The total exports of Bahrain in 2006 stood at BD4.35bn and oil exports contributed BD2.93bn of the total exports during the period. The total exports in 2006 were up by 15.3%, on account of higher oil prices in the year 2006. The total non-oil exports stood at BD0.88bn or around 20.3% of the total exports in 2006. The non-oil exports reported an increase of 4.7% in 2006 and hence the contribution to the total exports has been the lowest since 2002. The total imports increased by 12.6% in 2006 to reach BD3.36bn. The total oil imports during 2006 stood at BD1.84bn, witnessing an increase of 17.6%, while non-oil imports witnessed an increase of 7.0% and stood at BD1.52bn as compared to BD1.42bn recorded in 2005
With the fall in oil price from 2007, the budget surplus will deteriorate going forward, although revenue from the government’s diversification projects (such as the port development in Hidd) will increase. The government forecasts a budget deficit of USD 83.7bn for 2007 and 2008; however, the budget is based on a conservative oil price of USD 40 pb.
Focus on Banking Sector
Bahrain’s banking sector has remained to be a cornerstone in growth of the local economy. After the oil and gas sector, the financial institution sector remains the highest contributor to the country’s GDP. Bahrain has introduced the new central bank in the country, with the objective to monitor and enhance the banking sector regulations. In July 2006, the Bahrain Monetary Agency (BMA) announced details of a comprehensive package of regulatory reforms to modernize and strengthen the licensing framework for banks operating in the Kingdom.

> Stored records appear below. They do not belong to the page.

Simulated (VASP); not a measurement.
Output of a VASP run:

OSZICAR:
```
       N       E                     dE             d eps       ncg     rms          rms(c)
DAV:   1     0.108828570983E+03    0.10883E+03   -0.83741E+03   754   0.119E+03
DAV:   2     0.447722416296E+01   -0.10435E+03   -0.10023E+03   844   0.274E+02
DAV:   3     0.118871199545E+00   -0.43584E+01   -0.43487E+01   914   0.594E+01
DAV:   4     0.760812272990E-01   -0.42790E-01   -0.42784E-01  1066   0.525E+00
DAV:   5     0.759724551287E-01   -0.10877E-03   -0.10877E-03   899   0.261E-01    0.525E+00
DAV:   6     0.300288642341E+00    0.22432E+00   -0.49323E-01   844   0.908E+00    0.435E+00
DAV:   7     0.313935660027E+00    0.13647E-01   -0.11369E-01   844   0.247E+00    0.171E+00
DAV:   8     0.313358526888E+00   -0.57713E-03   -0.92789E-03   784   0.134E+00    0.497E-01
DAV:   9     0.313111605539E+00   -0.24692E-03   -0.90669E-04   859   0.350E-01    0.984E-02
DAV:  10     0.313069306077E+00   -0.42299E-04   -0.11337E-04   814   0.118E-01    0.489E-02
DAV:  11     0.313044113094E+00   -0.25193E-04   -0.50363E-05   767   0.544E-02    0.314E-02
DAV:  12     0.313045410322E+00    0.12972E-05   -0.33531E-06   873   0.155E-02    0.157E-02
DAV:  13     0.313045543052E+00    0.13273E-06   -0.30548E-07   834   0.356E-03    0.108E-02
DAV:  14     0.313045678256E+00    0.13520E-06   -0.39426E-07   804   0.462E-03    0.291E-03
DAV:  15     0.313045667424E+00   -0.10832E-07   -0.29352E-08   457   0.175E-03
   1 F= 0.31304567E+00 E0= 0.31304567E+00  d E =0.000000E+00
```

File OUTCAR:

A key feature of the revised framework for banks is the simplification of existing categories of onshore and offshore banking licenses, enabling offshore banks to undertake onshore business in a controlled manner. The existing bank license sub-category of ‘Full Commercial Bank’ is replaced by “Retail Bank’. Meanwhile, the two-existing offshore sub-category, Offshore Banking Unit and Investment Banking License are to be merged and replaced with one unified ‘Wholesale Bank’ license sub-category. The Central Bank of Bahrain (CBB) replaced the Bahrain Monetary Agency (BMA) in September 2006. Bahrain has been the hub for foreign banks to operate from to tap the Middle Eastern Markets.
In a further positive development, Bahrain’s Free Trade Agreement (FTA) with the US should have major benefits for the access of Bahraini exports into the US markets.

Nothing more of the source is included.